This is the mail archive of the
gdb-patches@sourceware.org
mailing list for the GDB project.
Re: [PATCH 3/5] range stepping: gdb
- From: Pedro Alves <palves at redhat dot com>
- To: Eli Zaretskii <eliz at gnu dot org>
- Cc: gdb-patches at sourceware dot org
- Date: Wed, 15 May 2013 11:23:24 +0100
- Subject: Re: [PATCH 3/5] range stepping: gdb
- References: <20130514191026 dot 13213 dot 39574 dot stgit at brno dot lan> <20130514191047 dot 13213 dot 8476 dot stgit at brno dot lan> <83k3n173ao dot fsf at gnu dot org>
On 05/14/2013 08:46 PM, Eli Zaretskii wrote:
>> From: Pedro Alves <palves@redhat.com>
>> Date: Tue, 14 May 2013 20:10:47 +0100
>>
>> When user issues the "step" command on the following line of source,
>>
>> a = b + c + d * e - a;
>>
>> GDB single-steps every single instruction until the program reaches a
>> new different line.
>
> I always thought that GDB sets a temporary breakpoint at the end, and
> then lets the target run freely. Why not?
Because we don't know whether there are instructions in the line that
jump/branch to a different place. We'd miss the breakpoint and lose
control.
>
>> +@var{end} is the address of the first instruction beyond the step
>> +range, and @strong{not} the address of the last instruction within it.
>> +(This has the property that @var{start} == @var{end} single-steps
>> +once, and only once, even if the instruction at @var{start} jumps to
>> +@var{end}.)
>
> This sentence in parentheses got me completely confused. Before
> reading it, I thought I understood what is this about; now I don't.
> In particular, if START is equal to END, then how in the world could
> the instruction at START jump to END?
Sorry, I had that typo in the gdbserver code as well, fixed it
there, but missed this one.
It should read, even if the instruction at @var{start} jumps to @var{start}.

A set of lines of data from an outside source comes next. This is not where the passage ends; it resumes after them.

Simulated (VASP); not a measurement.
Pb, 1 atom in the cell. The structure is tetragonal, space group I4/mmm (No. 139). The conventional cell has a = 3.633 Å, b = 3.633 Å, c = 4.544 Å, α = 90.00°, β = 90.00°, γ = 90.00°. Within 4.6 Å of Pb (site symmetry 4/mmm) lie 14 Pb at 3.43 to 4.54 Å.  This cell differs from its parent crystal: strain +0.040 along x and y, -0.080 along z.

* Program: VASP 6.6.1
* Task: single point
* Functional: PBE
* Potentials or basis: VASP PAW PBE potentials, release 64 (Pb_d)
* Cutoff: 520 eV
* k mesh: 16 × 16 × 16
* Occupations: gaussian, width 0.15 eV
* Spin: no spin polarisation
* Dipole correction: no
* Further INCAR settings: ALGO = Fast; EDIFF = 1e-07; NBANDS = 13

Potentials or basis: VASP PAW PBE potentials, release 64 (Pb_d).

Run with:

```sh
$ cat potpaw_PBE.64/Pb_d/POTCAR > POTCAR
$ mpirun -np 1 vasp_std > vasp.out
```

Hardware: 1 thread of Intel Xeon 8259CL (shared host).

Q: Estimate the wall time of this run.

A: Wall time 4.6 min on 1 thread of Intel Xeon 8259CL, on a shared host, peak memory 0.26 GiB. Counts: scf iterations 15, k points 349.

vCont;r first steps, then checks. IOW:
vCont ;r ADDR1,ADDR1
is equivalent to (and could be thought to supersede):
vCont ;s
> And if END is excluded from the
> range, then why when START equals END do we step at all? Please
> explain.
It's just a design decision. I recall at least one target I saw I worked
with that supported range stepping, and it didn't even a distinction
between range vs no-range step commands. The way to do a single step
was to pass both addresses the same. I find it a better design than
requiring the target do one current-address check _before_ stepping,
and another _after_ single-stepping.